This is the first set of a series posts on same-sounding vocabularies, like homonyms and homophones, which is fruitful not only for the IELTS candidates but also for other learners of English. In this post, I’ve tried to focus on some words with the alphabet‘ A’ and ‘B’ which may sound almost or exactly the same, though they have different meanings. I’ve given all the necessary explanations with meanings so that it becomes easier for you all to understand them. Hopefully, it helps all of you to take better preparation in English.
Let’s start then.
Aboard or Abroad?
- She welcomed me aboard.
Here, aboard is an adverb that means on board, on, in, or into a ship, train, airplane, bus, etc.
- Lucy went abroad for higher study.
Here, abroad is an adverb that means in or to a foreign country or countries.
Accept or Except or Expect?
- I accept your application on behalf of the board members.
Here, accept is a verb that means to receive; to acknowledge.
- Everybody was there except Stephen.
Here, except is a preposition that means apart from, excluding.
- The committee expects a great result.
Here, expect is a verb that means wait for, anticipate, look forward to.
Adverse or Averse?
- The match was postponed due to adverse political conditions.
Here, adverse is an adjective that means unfavorable, undesirable.
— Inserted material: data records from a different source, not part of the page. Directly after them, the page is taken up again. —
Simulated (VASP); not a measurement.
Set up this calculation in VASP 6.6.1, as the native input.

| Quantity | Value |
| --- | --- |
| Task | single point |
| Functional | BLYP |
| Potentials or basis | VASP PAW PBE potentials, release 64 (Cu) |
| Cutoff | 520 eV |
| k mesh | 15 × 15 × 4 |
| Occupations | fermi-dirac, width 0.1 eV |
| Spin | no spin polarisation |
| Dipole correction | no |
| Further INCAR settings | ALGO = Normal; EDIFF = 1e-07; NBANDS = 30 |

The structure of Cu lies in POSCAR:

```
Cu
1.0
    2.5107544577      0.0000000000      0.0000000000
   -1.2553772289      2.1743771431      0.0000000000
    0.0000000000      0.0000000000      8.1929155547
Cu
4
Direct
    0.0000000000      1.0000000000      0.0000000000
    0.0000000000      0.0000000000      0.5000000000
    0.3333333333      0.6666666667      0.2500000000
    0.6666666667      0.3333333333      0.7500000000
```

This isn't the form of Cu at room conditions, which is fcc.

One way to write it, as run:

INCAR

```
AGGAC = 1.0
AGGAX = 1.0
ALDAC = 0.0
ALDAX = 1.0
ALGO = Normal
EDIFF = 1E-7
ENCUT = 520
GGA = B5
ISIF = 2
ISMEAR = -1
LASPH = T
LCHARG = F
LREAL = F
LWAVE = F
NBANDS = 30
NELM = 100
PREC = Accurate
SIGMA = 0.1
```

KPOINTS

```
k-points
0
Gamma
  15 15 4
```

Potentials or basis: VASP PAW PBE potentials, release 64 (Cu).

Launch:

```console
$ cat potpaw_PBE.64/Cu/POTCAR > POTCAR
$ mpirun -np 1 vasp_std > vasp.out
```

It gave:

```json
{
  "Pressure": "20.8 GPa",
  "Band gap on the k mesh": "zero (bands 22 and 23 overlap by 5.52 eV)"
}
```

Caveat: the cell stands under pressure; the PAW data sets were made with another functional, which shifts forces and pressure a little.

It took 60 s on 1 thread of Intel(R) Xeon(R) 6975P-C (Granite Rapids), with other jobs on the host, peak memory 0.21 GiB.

- They are not averse to public criticism.
Here, averse is a verb that means opposed.
Advice or Advise?
- I took my mom’s advice and left the job.
Here, advice is a noun that means recommendation or suggestion.
- My mom advised me not to open the door.
Here, advise is a verb that means to recommend, to suggest.
Affect or Effect?
- Smoking affects our liver seriously.
Here, affect is a verb that means to act on; produce an effect or change in, to have influence.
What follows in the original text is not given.